Post by Wayne Smith on Dec 8, 2020 11:07:39 GMT 10

“The Big Bang Didn’t Happen Just Once” –Four Unsolved Mysteries of the Universe
“There are things that we see about our universe that we can only explain – at least for the moment – if we postulate that there was an era very, very early in our universe’s history where space expanded extremely dramatically in a giant, sudden burst,” said Hooper about the era of so-called cosmic inflation when the universe expanded much faster than the speed of light – that lasted for a little over one millionth of a billionth of a billionth of a billionth of a second. “These are bigger numbers than you can ever wrap your head around but you can just think of the universe growing almost instantly to a vast, vast volume from a tiny little space. If that’s true, and a lot of cosmologists think it is very likely to be true, then the Big Bang didn’t just happen once, but this inflating space in a sense pops off these kind of bubble universes one after the other.”
Infinite Number of Universes–Each Surrounded by an Impenetrable Cosmic Horizon
This expansion of space, driven by the unsolved mystery of dark energy, observes Hooper in The Edge of Time, “divides it into a number of causally disconnected region, each is a universe of its own surrounded by an impenetrable cosmic horizon, the size of which is determined by how fast space is expanding.

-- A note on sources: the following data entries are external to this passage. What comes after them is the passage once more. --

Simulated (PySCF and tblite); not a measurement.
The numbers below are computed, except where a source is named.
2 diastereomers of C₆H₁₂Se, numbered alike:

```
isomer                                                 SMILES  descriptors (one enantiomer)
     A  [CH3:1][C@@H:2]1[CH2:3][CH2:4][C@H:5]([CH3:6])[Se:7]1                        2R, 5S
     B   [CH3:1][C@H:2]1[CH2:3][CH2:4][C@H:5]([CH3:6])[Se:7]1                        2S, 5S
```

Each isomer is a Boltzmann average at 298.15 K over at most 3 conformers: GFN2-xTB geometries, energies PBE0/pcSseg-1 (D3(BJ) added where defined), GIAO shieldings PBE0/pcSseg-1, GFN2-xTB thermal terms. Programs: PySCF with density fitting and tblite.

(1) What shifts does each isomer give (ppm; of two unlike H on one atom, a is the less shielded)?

Infinity is such that with an infinite amount of space, there are an infinite number of universes — collections of atoms and other particles located at specific places at specific times oriented in almost exactly the same way that they are in our Earth world. Within an infinite space, suggests Hooper, there are inevitably an infinite number of universes that are indistinguishable from our own. Yet some of the regions within the multiverse are likely to be alien worlds with unknown forces and new forms of matter along with more or fewer than three dimensions of space –worlds utterly unlike anything we can imagine.
“These worlds contain a star that is nearly identical to the Sun, which is orbited by a planet that is nearly identical to the Earth, which contains upon it people who are nearly identical to you and me,” he writes. “If space as we know it extends forever, this conclusion is inevitable. All things and all events that are possible, no matter how unlikely, will exist and will occur within this greater collection of space.”
Think of the multiverse says Neil deGrasse Tyson, “as multiple ships at sea far enough away from one another so that their circular horizons do not intersect yet they all share the same body of water.”